Business streamlining efforts taken by MetLife Inc. (MET - Free Report) in response to declining revenues sustained in 2015 and 2016 are paying off.
Lower investment yields, unfavorable underwriting, reserve addition from low interest rates and lower asset-based fee income adversely impacted the company’s results.
To gain back growth, MetLife took measures to streamline its business portfolio and reduce its vulnerability to low interest rates. In this vein, last year it separated its U.S. Retail business, which had exposed it to high capital regulations.
The spin-off has enabled the company to become less capital intensive with stronger free cash-flow generation.
Also, last year, MetLife closed its UK Wealth Management business, which was suffering from low interest rates.
Early this year the company also sold off MetLife Afore, S.A. de C.V., its pension fund management business in Mexico.
Alongside disposing low-growth and high-risk businesses, MetLife is focusing on its core business lines — employee benefits, protection and fee-based retail products outside the United States, and its growing asset management arm.

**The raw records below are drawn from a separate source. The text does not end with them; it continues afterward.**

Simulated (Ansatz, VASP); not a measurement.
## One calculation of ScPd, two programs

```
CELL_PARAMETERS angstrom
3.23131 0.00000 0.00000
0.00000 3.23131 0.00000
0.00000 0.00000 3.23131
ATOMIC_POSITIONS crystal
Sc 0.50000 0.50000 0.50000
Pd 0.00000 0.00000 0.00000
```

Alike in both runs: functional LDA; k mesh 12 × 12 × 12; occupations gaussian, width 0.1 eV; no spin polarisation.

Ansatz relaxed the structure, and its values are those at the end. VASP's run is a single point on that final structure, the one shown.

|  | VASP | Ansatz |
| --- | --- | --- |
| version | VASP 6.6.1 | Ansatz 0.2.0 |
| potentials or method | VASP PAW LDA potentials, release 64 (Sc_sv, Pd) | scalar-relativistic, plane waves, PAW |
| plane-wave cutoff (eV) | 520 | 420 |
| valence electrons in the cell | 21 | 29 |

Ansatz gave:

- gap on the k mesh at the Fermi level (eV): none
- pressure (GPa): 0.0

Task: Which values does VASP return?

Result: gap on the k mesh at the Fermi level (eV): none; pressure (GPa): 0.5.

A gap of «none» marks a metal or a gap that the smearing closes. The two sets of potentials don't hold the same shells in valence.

In this vein, last year, MetLife acquired Logan Circle Partners, to enable MetLife Investment Management expand its domestic and international investment management business for third-party clients. This deal allowed the company to strengthen its position in institutional fixed income and real estate markets.
In its continued efforts to grow across new fixed-income strategies and expand in new markets, MetLife Investment Management, the institutional asset management platform for MetLife, tied up with State Street Corp. (STT - Free Report) . Earlier this year, MetLife Investments Asia Ltd. received its asset management license from the Securities and Futures Commission in Hong Kong.
Efforts to improve underwriting and increase sales were reflected in the company’s results, which saw a continued increase in revenues from 2017 to the first half of 2018.
Along with growing revenues, MetLife’s efforts to control costs will also aid its margins. In this regard the company in 2016 took commitment to realize $800 million in pre-tax savings by 2020, mainly by way of headcount reductions and technology upgradation and investments.
This Zacks Rank #2 (Buy) stock looks attractively poised for growth going forward, as an increasing interest rate environment along with easing regulatory pressures provides a conducive environment for growth.
The stock has seen the Zacks Consensus Estimate for current-year earnings being revised 0.8% upward over the last 30 days. The stock has lost 3.8% in a year’s time compared with the industry’s decline of 1.3%. The decline in the company’s share price gives an attractive entry point for investors.
Moreover, the stock is significantly undervalued and is currently trading at a forward 12-month price-to-earnings ratio of 8.5, which compares with the industry P/E ratio of 10. Given that the stock is trading at low valuation levels, it provides an attractive investment opportunity.
Also the stock carries an impressive Value Score of A. Our research shows that stocks with a Value Style Score of A or B when combined with a Zacks Rank #1 (Strong Buy) or 2 offer the best opportunities in the value investing space.
Some other stocks from the same space are The Progressive Corp. (PGR - Free Report) and The Navigators Group, Inc. , both sporting a Zacks Rank #1.
You can see the complete list of today’s Zacks #1 Rank stocks here.
Progressive provides personal and commercial auto insurance, residential property insurance and other specialty property-casualty insurance plus related services, primarily in the United States. The company delivered positive surprises in all the preceding four quarters with an average earnings surprise of 9.19%.
Navigators Group underwrites marine, property and casualty plus professional liability insurance products and services in the United States and globally. The company came up with positive surprises in three of the preceding four quarters with an average beat of 19.54%.